Friday, May 1, 2009

Review: The Silver Spike

2009 continues to be the year of Glen Cook for me as I jump back into his Black Company series with The Silver Spike, a transitional novel set between The Books of the North and the Books of the South. The story begins directly after the events of The White Rose and we’re quickly reintroduced to some old friends. So as not to spoil anything for people who haven’t read Cook’s earlier Black Company novels all I’ll say is that Croaker is noticeable by his absence.

After reading the original three novels you can’t help but begin to feel an affinity for Croaker and the narrative he weaves throughout the stories. His perspective on things is cynical and grounded. To put it frankly Croaker doesn’t bullshit. He tells it like it is. So while his blunt narrative is missed Cook introduces some great new characters to the fold which pick-up the slack in the narrative department.
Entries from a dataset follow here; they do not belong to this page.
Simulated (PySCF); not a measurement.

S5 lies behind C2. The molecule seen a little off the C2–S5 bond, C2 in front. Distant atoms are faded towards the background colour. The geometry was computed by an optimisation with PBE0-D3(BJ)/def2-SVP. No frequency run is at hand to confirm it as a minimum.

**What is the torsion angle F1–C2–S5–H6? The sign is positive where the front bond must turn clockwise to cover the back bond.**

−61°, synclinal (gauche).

It has become apparent to me after reading many of Cook’s work that the author has a talent for bringing background characters to the forefront as well as introducing interesting new characters to each book he pens. In this novel Case, a friend of Raven’s from the Barrowlands takes front and center and we watch the story unfold through his eyes. He’s a bit uncouth some might even say dimwitted but his voice is similar to Croakers if not as witty. Case lends a nice sense of continuity to the novel as he’s able to shed some light on the events which occurred in The White Rose and also the history of the enigma known as Raven.

Besides Case, we’re also introduced to a foursome of some of the most interesting characters you’ll ever have the pleasure to read about. They go by the names Smeds, Tully, Timmy and Old Man Fish respectively. They play a central role in this book and each time they were the focal point of a chapter it was a true pleasure reading about their exploits. Their plan for retrieving the Silver Spike from the tree was so simple it was genius. By the time the book ended these characters ranked right up there with Marron Shed from Shadows Linger, which is saying something as Marron Shed is one of my most beloved characters of all-time.

While the characters were fantastic as always, the beginning of this book didn’t capture my heart right a way. It took me quite some time to warm up to this novel as the first fifty pages appeared to be nothing more than a rehash of the previous Black Company stories. As the characters began to take on more depth and the narratives began to weave together, I felt a bit ashamed for ever having doubted Mr. Cook for even a second. The story had me completely engrossed until I finished the last page.

Cook writes in such a way that you never know what’s going to happen. Characters don’t do what you expect them to they do what’s logical to them. The characters feel as if they’re making decisions for themselves rather than having the man with the pen making the decisions for them. There’s just certain free flow in his writing that I find lacking in so many other fantasy novels out there.

So if you haven’t picked up any Glen Cook novels yet, I suggest you get cracking and find yourself the first three novels of the Black Company or the Dread Empire novels as they’re both just incredible reads.